• Lancashire 124; Sussex 137-3
• Michael Yardy shows the way after champions are skittled
For three quarters of a century Lancashire were weighed down by the same question every April: would this finally be their year?
Having answered it emphatically with a first outright County Championship title since 1934 last September, the questions are of a different ilk this time around as the hunters become the hunted. However, as Lancashire returned to Fortress Aigburth to great fanfare they discovered Sussex's rangy fast bowlers in the mood to pour hot tar down its walls. The opening day of their title defence hardly offered a defence at all.
They won four and lost only one of their six Championship contests at their adopted base last season, while Old Trafford was undergoing its redevelopment, and although the Liverpool welcome "home" included the county flag being raised above the city hall before play, the on-field one from James Anyon, with his second five-wicket haul inside a week, and the Australian debutant Steve Magoffin was inhospitable.
A dozen wickets fell before tea but this was a day when disciplined seam-bowling was richly rewarded, and Lancashire's flaky top order -– amazingly none of their batsmen averaged as many as 35 in their title campaign – flunked against the pronounced movement. The first-innings ambush was a role reversal of the corresponding fixture 12 months ago – also Lancashire's first game of the season – but, as then, the surface was rightly absolved of blame.
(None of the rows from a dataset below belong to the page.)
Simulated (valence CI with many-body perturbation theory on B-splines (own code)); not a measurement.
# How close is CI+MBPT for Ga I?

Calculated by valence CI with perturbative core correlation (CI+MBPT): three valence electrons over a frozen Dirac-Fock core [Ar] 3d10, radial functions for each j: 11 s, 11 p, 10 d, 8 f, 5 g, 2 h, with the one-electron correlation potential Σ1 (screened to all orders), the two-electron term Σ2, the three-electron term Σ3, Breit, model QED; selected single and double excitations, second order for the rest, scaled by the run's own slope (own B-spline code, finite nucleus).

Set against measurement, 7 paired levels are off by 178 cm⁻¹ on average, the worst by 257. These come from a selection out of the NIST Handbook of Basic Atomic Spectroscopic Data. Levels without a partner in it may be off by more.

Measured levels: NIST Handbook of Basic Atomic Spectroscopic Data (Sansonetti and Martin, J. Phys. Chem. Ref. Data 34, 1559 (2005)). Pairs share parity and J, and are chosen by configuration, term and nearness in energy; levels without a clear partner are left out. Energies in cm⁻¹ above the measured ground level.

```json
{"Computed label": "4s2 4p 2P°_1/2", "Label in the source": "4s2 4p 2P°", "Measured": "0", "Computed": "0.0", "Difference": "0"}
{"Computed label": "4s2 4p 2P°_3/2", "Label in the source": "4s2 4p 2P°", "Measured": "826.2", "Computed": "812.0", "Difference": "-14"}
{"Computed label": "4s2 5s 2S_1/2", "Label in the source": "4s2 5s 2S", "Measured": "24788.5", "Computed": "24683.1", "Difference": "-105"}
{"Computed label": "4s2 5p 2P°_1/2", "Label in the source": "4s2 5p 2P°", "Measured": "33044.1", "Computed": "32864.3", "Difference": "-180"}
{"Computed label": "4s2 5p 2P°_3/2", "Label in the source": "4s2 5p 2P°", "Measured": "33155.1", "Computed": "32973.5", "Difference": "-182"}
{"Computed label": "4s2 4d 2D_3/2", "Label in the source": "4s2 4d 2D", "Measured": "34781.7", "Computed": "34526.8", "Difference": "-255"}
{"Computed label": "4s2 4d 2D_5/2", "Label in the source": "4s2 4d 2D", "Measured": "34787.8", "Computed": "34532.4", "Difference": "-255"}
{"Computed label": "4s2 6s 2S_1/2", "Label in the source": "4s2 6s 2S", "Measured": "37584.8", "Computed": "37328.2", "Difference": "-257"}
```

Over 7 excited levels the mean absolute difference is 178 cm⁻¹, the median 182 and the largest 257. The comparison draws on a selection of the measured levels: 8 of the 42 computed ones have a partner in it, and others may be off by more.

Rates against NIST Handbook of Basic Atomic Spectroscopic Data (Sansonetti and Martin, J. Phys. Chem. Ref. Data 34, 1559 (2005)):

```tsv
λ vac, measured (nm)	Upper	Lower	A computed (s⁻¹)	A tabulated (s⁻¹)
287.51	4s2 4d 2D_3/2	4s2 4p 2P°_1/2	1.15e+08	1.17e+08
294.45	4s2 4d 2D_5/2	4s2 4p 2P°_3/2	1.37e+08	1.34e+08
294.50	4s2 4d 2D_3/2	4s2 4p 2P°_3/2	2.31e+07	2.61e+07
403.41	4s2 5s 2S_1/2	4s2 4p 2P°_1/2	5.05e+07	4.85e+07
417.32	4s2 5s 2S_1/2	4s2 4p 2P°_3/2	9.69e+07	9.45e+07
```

"I can't see anything wrong with the pitch. Both sides have bowled extremely well on it," was the pitch liaison officer Peter Walker's assessment, made seconds before Murray Goodwin's defensive jump onto the back foot ricocheted a delivery from Sajid Mahmood on to the stumps, leaving Sussex 15 for three, and took the wicket tally to 13 inside 65 overs.
The 13th invited a man able to put a crisis into perspective at the crease. Sussex captain Michael Yardy, whose battle with depression has been chronicled with great honesty in the 2012 Wisden Almanack published on Thursday, ensured it was the final one as he struck the balance between attack and defence. Yardy found a willing ally in Ed Joyce, their unbroken fourth-wicket partnership of 122, which took the visitors into the lead by the close, built on a tried-and-tested formula of watching good balls all the way on to the bat and bad ones all the way off it and to the boundary.
It was one only put into practice by Steven Croft among the home batsmen. Croft struck four fours and a six in his half-century, which was terminated when he chased a wide one from Amjad Khan. When Kyle Hogg holed out to deep square-leg moments later to complete Anyon's five-for, and the innings, it extended the trend of wickets falling in clumps.
Lancashire lost three for four during the new-ball spells of Anyon and Magoffin, the 6ft 5ins Queenslander who won the Sheffield Shield with his home state last month, two more went down on 67, while any chance of a tail wag was checked by a slip from 108 for six to 109 for eight. "We were in this position quite a few times last year with our backs against the wall a little bit but we generally come out and play well in these kind of situations," insisted Croft.
Elsewhere in Division One, ball also dominated bat. The England fast bowler Graham Onions took four for 42 as Durham dismantled Nottinghamshire for 161 at Chester-le-Street while Dawid Malan led a Middlesex recovery to 225 for nine with a restrained unbeaten 62 after they had been reduced to 129 for seven by a Jade Dernbach-inspired Surrey at Lord's. Warwickshire, the 2011 runners-up, resume 36 runs behind Somerset with seven first-innings wickets intact at Edgbaston.